Nearly two months after Hurricane Harvey ripped across south central and southeast Texas bringing widespread wind and flood damages to homes, businesses, farms and ranches, many Texans find themselves still cleaning up from the category 4 storm that left thousands homeless and wondering how they were going to rebuild.
Farmers and ranchers are dealing not only with damages to their homes, but also the infrastructure and inventory of their operations — from losing crops and livestock to mending or rebuilding fences, barns and replacing or repairing damaged equipment.
Since those hit hardest by Harvey are located within the 58-plus Texas counties designated by President Trump as a federal disaster area, Federal Emergency Management Administration (FEMA) relief in the form of grants and loans have been made available to qualified individuals, businesses — including farms and ranchers — and local governments to aid in the recovery process.
In addition to this support, many others, both homeowners and business entities, are relying on individual insurance policies, ranging from wind and flood insurance, crop insurance programs and other sources of insurance held by affected parties.
But in spite of all the assistance available, those affected by a major disaster are quick to point out that in spite of help available for recovery, remains a gap remains in needed support to victims and the actual amount of sustained damage. In other words, insurance programs and grants, while extremely helpful, generally do not cover the total loss experienced by those hit the hardest. In addition, while loan programs help a great deal, those loans must be repaid, though interest rates are generally low.
OUTPOURING OF ASSISTANCE
In the case of Hurricane Harvey, an outpouring of assistance was demonstrated from not only churches and other volunteer groups, but state and federal agencies, including military units that provided manpower for search and rescue efforts, clean up, and in the case of livestock producers, distribution of hay donated by fellow farmers across several states to help feed stranded animals.
With the support of these volunteers, agencies and organizations, those in need often had access to potable water, prepared meals, and even some labor for cleanup following Harvey's landfall. But outside of the initial response from these dedicated groups, many business owners, including farmers and ranchers, have had to contribute the bulk for cleanup and rebuilding efforts above and beyond insurance and FEMA assistance, utilizing family, paid farm workers or even contractors to accomplish the tasks.

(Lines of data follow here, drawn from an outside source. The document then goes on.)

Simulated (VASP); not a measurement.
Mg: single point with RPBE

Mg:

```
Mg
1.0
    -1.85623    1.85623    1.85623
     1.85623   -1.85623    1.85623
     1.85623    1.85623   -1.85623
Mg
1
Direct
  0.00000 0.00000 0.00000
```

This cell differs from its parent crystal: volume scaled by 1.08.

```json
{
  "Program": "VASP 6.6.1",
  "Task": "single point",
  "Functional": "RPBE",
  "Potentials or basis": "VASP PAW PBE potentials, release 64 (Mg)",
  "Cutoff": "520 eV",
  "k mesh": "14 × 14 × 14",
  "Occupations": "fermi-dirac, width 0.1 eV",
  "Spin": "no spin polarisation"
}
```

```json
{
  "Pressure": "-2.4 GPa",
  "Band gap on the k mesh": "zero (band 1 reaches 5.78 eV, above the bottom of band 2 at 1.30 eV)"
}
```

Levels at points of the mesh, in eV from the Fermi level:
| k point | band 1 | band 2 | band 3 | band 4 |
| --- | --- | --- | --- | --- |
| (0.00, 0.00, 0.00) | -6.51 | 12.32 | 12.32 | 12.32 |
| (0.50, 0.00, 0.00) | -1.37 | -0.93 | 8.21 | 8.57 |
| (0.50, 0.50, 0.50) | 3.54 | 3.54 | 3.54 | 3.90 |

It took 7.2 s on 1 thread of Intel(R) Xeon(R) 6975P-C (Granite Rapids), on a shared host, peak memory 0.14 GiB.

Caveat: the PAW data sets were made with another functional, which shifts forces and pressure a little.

But for farmers and ranchers, the Texas Farm Bureau and its disaster relief foundation have also been providing assistance. As with other forms of assistance, farm owners are required to apply for this help. Texas Farm Bureau officials are warning that while cleaning up and rebuilding structures and inventory have been time consuming tasks, many producers may have forgotten to make application for the extra help. The good news is that, though time is limited, producers who suffered qualifying damages still have time to file an application.
These funds are being made available as a result of contributions received, mostly from other TFB members. The requirement for TFB Foundation assistance, farmers must meet the following criteria:
- Agriculture producers with agriculture related losses or expenses resulting from Hurricane Harvey’s winds and flooding may qualify for assistance from the Fund.
- Only losses in counties that have been declared disaster areas for this event by the federal government will be considered.
- A valid Texas Agricultural or Timber Registration number (Ag. sales tax exemption) for the person applying must be included in the application.
- Final reimbursement decision will be made by the Hurricane Harvey Relief Committee appointed by the President of the Texas Farm Bureau Agriculture Research and Education Foundation.
- 100 percent of the donations collected will be distributed to those who incurred losses related to Hurricane Harvey.
Contributions to the Foundation are tax deductible and are still needed. They can be made on the same link below that details how to apply for TFB Foundation assistance.
The deadline for filing an application is Dec.1, so now is the time to apply or donate. Applications can be made online at http://bit.ly/2wMo3ea
Texas Farm Bureau officials note 100 percent of the donations to this fund will be dispersed via an application process directly to farmers and ranchers located in counties that have been designated as disaster areas by the federal government for this event.